On April 27, 2013, Adolfo García was one of seven men shot and wounded as he tried to escape the advance of Tahoe Resources’ private security guards just outside the gates of the company’s Escobal silver mine where they had been peacefully protesting. This week, Mr. García was in Vancouver, along with Guatemalan lawyer Rafael Maldonado from the Centre for Legal, Environmental and Social Action (CALAS), to observe a hearing at the BC Court of Appeal over whether or not he and six others will be able to pursue justice against Tahoe Resources in Canada. In solidarity with Mr. Garcia and Mr. Maldonado, the Vancouver Mining Justice Alliance organized a demonstration outside the BC Court of Appeals, recognizing the difficult battle the Guatemalans face to achieve justice in Canada.
The violence in April 2013 was part of a campaign of repression geared to quash growing resistance to the mine, which Tahoe feared could impede it from entering operation. By this time, over a dozen communities and municipalities in the area had held local votes in which tens of thousands of people demonstrated their disapproval of mining in this largely agricultural area. Daily protests against the project began in April 2013, after the Ministry of Energy and Mines approved the company’s final mining permit, dismissing without consideration over two hundred individual appeals that expressed concerns about the potential health and environmental impacts of the mine. Tahoe’s former chief of security, Alberto Rotondo, is accused of having ordered the attack and for obstruction of justice in Guatemala. Tahoe Resources is accused of negligence and battery in Canada. Escobal was the company’s only project at the time of this violence.

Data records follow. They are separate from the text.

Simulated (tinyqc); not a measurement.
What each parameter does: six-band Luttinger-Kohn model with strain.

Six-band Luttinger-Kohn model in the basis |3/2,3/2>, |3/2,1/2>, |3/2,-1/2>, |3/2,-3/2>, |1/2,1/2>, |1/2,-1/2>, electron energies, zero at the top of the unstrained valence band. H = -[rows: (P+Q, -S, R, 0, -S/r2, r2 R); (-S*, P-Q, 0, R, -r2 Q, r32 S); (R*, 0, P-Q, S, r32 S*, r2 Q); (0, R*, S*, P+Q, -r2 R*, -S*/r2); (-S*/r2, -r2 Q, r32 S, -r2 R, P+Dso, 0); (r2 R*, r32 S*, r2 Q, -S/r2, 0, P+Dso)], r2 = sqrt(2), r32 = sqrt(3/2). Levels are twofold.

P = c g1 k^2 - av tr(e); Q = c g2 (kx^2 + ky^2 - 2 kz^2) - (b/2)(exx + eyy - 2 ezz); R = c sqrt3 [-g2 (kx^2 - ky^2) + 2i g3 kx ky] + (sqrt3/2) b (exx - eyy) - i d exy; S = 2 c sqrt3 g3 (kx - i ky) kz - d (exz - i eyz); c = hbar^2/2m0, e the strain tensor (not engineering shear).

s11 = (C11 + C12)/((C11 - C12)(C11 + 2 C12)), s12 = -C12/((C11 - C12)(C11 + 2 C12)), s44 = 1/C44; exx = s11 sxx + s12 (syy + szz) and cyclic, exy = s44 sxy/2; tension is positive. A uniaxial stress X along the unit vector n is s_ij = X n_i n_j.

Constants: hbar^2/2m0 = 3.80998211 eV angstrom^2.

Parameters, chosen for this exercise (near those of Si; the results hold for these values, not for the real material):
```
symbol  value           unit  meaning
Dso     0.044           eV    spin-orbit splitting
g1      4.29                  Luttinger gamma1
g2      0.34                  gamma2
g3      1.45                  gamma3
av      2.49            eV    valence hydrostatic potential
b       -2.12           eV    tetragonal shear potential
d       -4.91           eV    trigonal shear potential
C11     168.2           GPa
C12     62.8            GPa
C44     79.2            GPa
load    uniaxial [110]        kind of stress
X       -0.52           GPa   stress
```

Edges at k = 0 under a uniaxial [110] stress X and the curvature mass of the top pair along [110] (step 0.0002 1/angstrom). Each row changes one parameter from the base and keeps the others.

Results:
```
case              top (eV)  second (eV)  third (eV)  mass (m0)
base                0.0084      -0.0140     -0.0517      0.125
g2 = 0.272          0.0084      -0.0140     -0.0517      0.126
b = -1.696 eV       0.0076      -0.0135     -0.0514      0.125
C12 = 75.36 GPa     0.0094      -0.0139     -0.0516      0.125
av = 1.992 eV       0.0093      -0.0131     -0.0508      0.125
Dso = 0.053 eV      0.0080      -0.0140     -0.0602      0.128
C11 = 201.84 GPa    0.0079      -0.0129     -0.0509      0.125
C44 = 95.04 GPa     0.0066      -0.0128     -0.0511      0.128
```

The current question before the BC Court of Appeals is whether or not the case against Tahoe Resources would be better heard in Canada or Guatemala.
Mr. García’s Canadian legal team includes the Canadian Centre for International Justice (CCIJ) and Camp Fiorante Matthews Mogerman (CFM) in Vancouver. During a webinar following the hearing, CCIJ Legal Director Matt Eisenbrandt explained the inherent power imbalance at play in the case, given the economic interests of both the company and the Guatemalan government in the mine’s operations. In favour of the case being heard in Canada, he indicated that their team has presented ample evidence about the lack of independence in the Guatemalan judicial system, including the prevalence of corruption and influence peddling, which was precisely the reason the International Commission Against Impunity in Guatemala (CICIG its initials in Spanish) was created nearly ten years ago.
Despite the evidence, in November 2015, Justice Laura Gerow of the B.C. Supreme Court refused to accept jurisdiction over the case, ruling that Guatemala would be a better forum for the suit to be heard.
Mere weeks later, new evidence emerged as to why the case would be better heard in Canada: Tahoe’s former chief of security escaped house arrest and fled Guatemala. He was later rearrested by INTERPOL in his native Peru and a process of extradition initiated to return him to Guatemala to face trial. But it is not known when or if his trial will be able to continue. These facts were presented as new evidence in the Guatemalans’ appeal.
Eisenbrandt notes that Rotondo’s escape illustrates the systemic problems in Guatemala’s judicial system and the extraordinary difficulty that the plaintiffs face in achieving justice or compensation in Guatemala. Additionally, the suit against Rotondo does not involve Tahoe Resources, from whom the plaintiffs are also seeking justice for its role in the violence.
A decision from the three-judge panel over whether or not the case should be heard in BC could take three to six months. Whatever their decision, it is possible that it too could be appealed.